Algorithms 1 and 2 are a pseudocode of the security agent. Algorithms are composed of password-based authentication and decryption of the eHealth data along with the detection of illegal users. In particular, algorithm 1 (Figure 7) first checks whether the user’s ID is locked; if the user’s ID is not locked, it authenticates the user’s credentials. The security agent then requests to record the result of the user log-in activity in the blockchain.

By contrast, algorithm 2 (Figure 8) first performs fingerprint-based authentication for the user’s real-time location. After that, the security agent decrypts the data using the created policy via user information, including the location. Finally, the security agent requests to record the result of the use activity of the user in the blockchain. In particular, before recording the result from the procedure, the security agent checks the distributed ledger for the most recent consecutive failed activities in the previous records.

Figure 6. Use phase.
View this figure
Figure 7. Algorithm 1: pseudocode of authentication for the security agent.
View this figure
Figure 8. Algorithm 2: pseudocode of use for the security agent.
View this figure
Implementation

To demonstrate and prove the feasibility of the HBDP, we implemented the main components of a framework based on the software development life cycle. The software development life cycle is generally configured as requirement analysis, design, implementation, testing, and evolution steps. Following these steps, we first identified SRs (see the SRs in the Security Threats and Requirements on a Health Care Research Platform section). Second, the components were designed based on 3 identified SRs (ie, access control, encryption of stored eHealth data, and accountability). Third, we implemented these components. Textbox 6 shows the specifications for the configuration and implementation environment in detail. We configured the blockchain network for detecting illegal users and a cloud environment to create a scalable, collaborative, and secure environment in the HBDP. In particular, we built the cloud environment using OpenStack (Open Infrastructure Foundation), an open-source cloud operating system, and then developed a web server using the Python-based Flask framework (Python Software Foundation) [42]. We also developed an Android app for user authentication, the security agent for detecting illegal users and monitoring, and a chain code to record and manage user activities. Fourth, the components are tested using a security analysis of the HBDP via case studies in the Results section. Finally, the components are analyzed in the Discussion section to evaluate them.
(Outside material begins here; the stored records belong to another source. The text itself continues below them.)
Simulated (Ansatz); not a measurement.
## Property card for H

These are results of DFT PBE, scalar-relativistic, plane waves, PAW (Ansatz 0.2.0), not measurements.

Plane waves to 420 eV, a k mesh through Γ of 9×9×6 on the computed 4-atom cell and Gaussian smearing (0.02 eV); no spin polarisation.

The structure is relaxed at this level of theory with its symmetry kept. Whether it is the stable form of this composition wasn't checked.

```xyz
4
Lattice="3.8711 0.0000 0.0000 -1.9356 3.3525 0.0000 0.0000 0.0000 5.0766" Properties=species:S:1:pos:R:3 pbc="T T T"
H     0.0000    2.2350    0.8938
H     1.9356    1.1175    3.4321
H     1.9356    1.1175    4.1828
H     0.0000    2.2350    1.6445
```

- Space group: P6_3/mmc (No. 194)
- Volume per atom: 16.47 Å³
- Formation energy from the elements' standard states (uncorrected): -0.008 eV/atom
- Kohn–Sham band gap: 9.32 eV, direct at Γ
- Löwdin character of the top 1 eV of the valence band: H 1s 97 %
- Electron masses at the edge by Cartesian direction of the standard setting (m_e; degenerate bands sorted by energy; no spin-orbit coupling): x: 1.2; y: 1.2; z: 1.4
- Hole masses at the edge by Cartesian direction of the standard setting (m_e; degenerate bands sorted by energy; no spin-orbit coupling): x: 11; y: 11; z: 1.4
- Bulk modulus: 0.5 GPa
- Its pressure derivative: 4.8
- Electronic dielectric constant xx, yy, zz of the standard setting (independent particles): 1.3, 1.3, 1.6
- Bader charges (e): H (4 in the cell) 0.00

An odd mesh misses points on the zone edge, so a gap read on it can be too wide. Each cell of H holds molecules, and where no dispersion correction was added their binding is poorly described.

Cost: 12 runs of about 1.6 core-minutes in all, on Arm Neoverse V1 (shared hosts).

Figure 9 shows an overview of our implementation and the interactions between the main components. As mentioned previously, our implementation is a proof of concept for demonstrating the features realized by the HBDP.

On a research platform for health care, the cloud environment not only provides various big data analytical tools in the form of software as a service but also provides an environment where researchers can collaborate. The cloud environment also provides scalability and an open environment.

Figure 10 shows some pages from the HBDP. Figure 10A is a page that is shown when a user successfully logs in by entering a registered user ID and password. Users who successfully log in can access this platform at any time and download eHealth data that can be used on the page shown in Figure 10B.

Specifications of our implementation environment.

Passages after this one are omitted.